The Court also dismisses a petition for certiorari for failure of the petitioner to file a motion fo reconsideration, and declares that the Court would not annul a simulated sale if a litigant who wanted it annulled was party to the simulation.

Justice Corona (will he or will he not be the next Chief Justice?) writes the Court's opinion as it rejects the recanted testimony of a rape victim and affirms the conviction of the rapist. The Court said,

We affirm the decision of the CA but modify the award of damages.

We see no cogent reason to disturb the factual findings of the RTC, as affirmed by the CA, that appellant forced AAA, on three separate occasions, and BBB, to engage in sexual intercourse with him.

The “sweetheart theory” is an admission of carnal knowledge of the victim and consequently places on the accused the burden of proving the supposed relationship by substantial evidence. Appellant presented no evidence to substantiate his claim.

Furthermore, the Court does not look with favor on affidavits of retraction. Recanted testimony is highly questionable because it can be secured through monetary considerations. It is dangerous for courts to reject testimonies solemnly given before the courts of justice simply because the witnesses who made them change their minds later on. Such a rule would make solemn trials a mockery and place the investigation of truth at the mercy of unscrupulous witnesses. Here, the affidavit of retraction was precisely executed by AAA in exchange for financial assistance and land (which she never received).

Lastly, the Court has time and time again ruled that denial and alibi are inherently weak defenses as these are self-serving.

Appellant’s guilt of the crime of simple rape through force or intimidation has been established beyond reasonable doubt. Pursuant to recent jurisprudence, the award of P50,000 as civil indemnity, P50,000 as moral damages and P25,000 as exemplary damages for each count of rape (or P375,000 to AAA and P125,000 to BBB) is in order. Inasmuch as the minority of both AAA and BBB was not proven and their relationship with appellant was outside the scope of Article 14 of the RPC and Article 266-B of RA No 8353, these circumstances cannot be considered as aggravating circumstances.

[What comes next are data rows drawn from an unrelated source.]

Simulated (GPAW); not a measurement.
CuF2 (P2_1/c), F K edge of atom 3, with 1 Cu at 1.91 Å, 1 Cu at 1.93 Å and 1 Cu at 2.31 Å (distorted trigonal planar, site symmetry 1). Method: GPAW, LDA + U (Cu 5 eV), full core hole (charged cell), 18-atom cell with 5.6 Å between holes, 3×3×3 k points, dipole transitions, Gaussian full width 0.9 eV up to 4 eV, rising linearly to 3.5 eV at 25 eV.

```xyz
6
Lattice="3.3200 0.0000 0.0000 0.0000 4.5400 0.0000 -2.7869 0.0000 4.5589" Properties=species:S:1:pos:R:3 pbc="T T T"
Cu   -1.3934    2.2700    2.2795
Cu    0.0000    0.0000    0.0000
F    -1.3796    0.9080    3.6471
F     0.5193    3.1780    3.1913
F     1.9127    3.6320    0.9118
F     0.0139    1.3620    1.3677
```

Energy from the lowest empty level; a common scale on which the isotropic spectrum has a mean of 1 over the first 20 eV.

Nonetheless, the victims are entitled to exemplary damages since appellant used a deadly weapon to perpetrate the offense. While the use of a deadly weapon is not one of the generic aggravating circumstances in Article 14 of the RPC, under Article 266-B thereof, the presence of such circumstance in the commission of rape increases the penalty, provided that it has been alleged in the Information and proved during trial. This manifests the legislative intent to treat the accused who resorts to this particular circumstance as one with greater perversity and, concomitantly, to address it by imposing a greater degree of liability. Thus, even if the use of a deadly weapon is not alleged in the Information but is proven during the trial, it may be appreciated to justify the award of civil liability, particularly exemplary damages.

In this instance, while the Information did not state that appellant possessed a deadly weapon, the prosecution sufficiently established that he threatened his victims with a knife in order to facilitate the commission of his bestial acts and cow his victims into silence. Inasmuch as appellant may not be sentenced to death, the presence of such circumstance justifies the award of exemplary damages.